Reputation: 307
-- takes a function and a list as it's inputs. returns function(list)
This bit is simple, it gets cooler in that it uses the multi processing module in order to split the list up and then process it all in different bits and return one single list. (This is the entirity of the .py file below just copy all the code blocks into a .py file for python3 and you should see the problem live.)

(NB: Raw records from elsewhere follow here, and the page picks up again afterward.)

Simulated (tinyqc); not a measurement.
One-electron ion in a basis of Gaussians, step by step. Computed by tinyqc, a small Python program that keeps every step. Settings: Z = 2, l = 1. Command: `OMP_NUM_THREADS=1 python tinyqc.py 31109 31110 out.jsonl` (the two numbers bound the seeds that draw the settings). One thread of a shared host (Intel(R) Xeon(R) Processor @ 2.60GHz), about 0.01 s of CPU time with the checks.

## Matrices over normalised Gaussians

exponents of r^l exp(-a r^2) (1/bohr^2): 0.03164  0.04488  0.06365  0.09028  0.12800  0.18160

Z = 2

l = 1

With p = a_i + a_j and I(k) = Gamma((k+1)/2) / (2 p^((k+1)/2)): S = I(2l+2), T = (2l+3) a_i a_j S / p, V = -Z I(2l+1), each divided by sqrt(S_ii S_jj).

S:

import multiprocessing as multi
import numpy as np
import pickle
import os
def log(text):
text = str(text)
with open(text, 'w') as file:
file.write('Nothing')
The goal of this function is to take a function, and deal with the providing it data by pulling it from the disk. Mostly because Pipes just end up with an error that I can not find a solution to.
def __wrap(function):
filename = multi.current_process().name + '.tmp'
with open(filename, 'rb') as file:
item_list = pickle.load(file)
result = function(item_list)
with open(filename, 'wb') as file:
pickle.dump(result, file)
This divides the list into smaller lists for each CPU to gobble down and then starts little processes for each chunk. It saves the input data onto the disk for the __wrap() function to pull up. Finally it pulls up the results that have been written to disk bt the __wrap() function, concatenates them into a single list and returns the value.
def divide_and_conquer(f, things):
cpu_count = multi.cpu_count()
chunks = np.array_split(things ,cpu_count )
cpus = []
for cpu in range(cpu_count):
filename = '{}.tmp'.format(cpu)
with open(filename, 'wb') as file:
pickle.dump(chunks[cpu], file)
p = multi.Process(name = str(cpu), target = __wrap, args = (f,))
p.start()
cpus.append(p)
for cpu in cpus:
cpu.join()
done = []
for cpu in cpus:
filename = '{}.tmp'.format(cpu.name)
with open(filename, 'rb') as file:
data = pickle.load(file)
os.remove(filename)
done.append(data)
try:
done = np.concatenate(done)
except ValueError:
pass
return done
to_do = list(range(10))
def func(thins):
for thin in thins:
thin
return [0, 1, 2,3]
divide_and_conquer(func, to_do)
This just does not have the expected output, it just outputs the input for some reason.
Ultimately my goal with this is to speed up long running computations. I often find myself dealing with lists where each item takes a couple seconds to parse. (web scraping etc) I pretty much just want to add this tool to my little 'often used code snippets library' so I can just import and go
"rt.divide_and_conquer(tough_function, really_long_list)"
and see an easy 8 fold improvement. I'm currently seeing issues with this working on windows (haven't gotten around to testing it on my linux box yet) and my reading around has shown me that apparently Linux and Windows handle multiprocessing differently.
Upvotes: 0
Views: 46
Reputation: 792
You don't need to reinvent the wheel. If I understand what you are trying to achieve correctly, then concurrent.futures module is what you need.
ProcessPoolExecutor does the job of splitting a list, launching multiple processes (using maximum number of available threads with default settings) and applying a function to each element in those lists.
Upvotes: 1